Political and Wider Support

1) National Residential Landlords Association

A key change that the NRLA is seeking to achieve concerns building safety. The Earl of Lytton has re-tabled his amendment to introduce a Building Safety Remediation Scheme which would ensure that building safety failures are fixed, irrespective of a building’s ownership or height.  

The scheme would overcome the shortcomings of the Building Safety Act (and mitigate the issues linked to any ground ban) to fix historic safety defects via grants funded either by the developer responsible for the building works or through a levy on the construction industry where the developer is dissolved or insolvent.

Full article here: https://www.nrla.org.uk/news/here-today-not-to-stay-copy

2) Former Chief Executive of the CIOB Mr Blythe

“If this amendment went through it would change the culture of the construction and property industry in the UK and set a precedent for the rest of the world. Time for the UK to do the right thing and lead the world.”

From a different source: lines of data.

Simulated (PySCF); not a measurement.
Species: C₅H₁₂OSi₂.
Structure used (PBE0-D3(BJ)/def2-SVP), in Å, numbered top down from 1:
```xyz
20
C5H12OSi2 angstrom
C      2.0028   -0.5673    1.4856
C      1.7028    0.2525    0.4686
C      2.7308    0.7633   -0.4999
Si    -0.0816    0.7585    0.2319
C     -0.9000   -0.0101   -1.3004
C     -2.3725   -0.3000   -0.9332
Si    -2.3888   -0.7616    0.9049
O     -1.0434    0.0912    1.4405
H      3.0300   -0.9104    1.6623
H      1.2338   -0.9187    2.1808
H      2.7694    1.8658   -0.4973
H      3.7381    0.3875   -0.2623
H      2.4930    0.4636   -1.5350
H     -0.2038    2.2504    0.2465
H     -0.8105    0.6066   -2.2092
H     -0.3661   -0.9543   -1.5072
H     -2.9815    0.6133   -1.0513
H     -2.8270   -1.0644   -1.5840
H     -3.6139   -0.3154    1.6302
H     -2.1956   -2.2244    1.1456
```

3) Former State Premier of Victoria, Australia and Co-Chair of Cladding Taskforce Mr Baillieu

“This amendment’s going to cover off everything – not just cladding but all defects and all other costs and establish a principle that if you don’t build according to the regulations, it doesn’t matter how long ago you did it, you’ll have to pay to fix it. If that happened, that’s a massive cultural change worldwide… … We urgent every Member of the British Parliament to get behind the only comprehensive and equitable solution – the Polluter Pays amendments being advanced by the Earl of Lytton.”

4) Property Mark

“Current UK Government policy does not go far enough to support leaseholder protections which limits leaseholders by the size of buildings and the property that they own. Fundamentally, individuals who are not responsible for making buildings unsafe should not be charged with remediation costs. Proposals for a Building Safety Remediation Scheme would help lead to greater confidence in the buying and selling of property in high-rise buildings. In order to ensure that impacted property can continue to be bought, sold and rented it is vital that we have a system that holds those directly responsible to account.”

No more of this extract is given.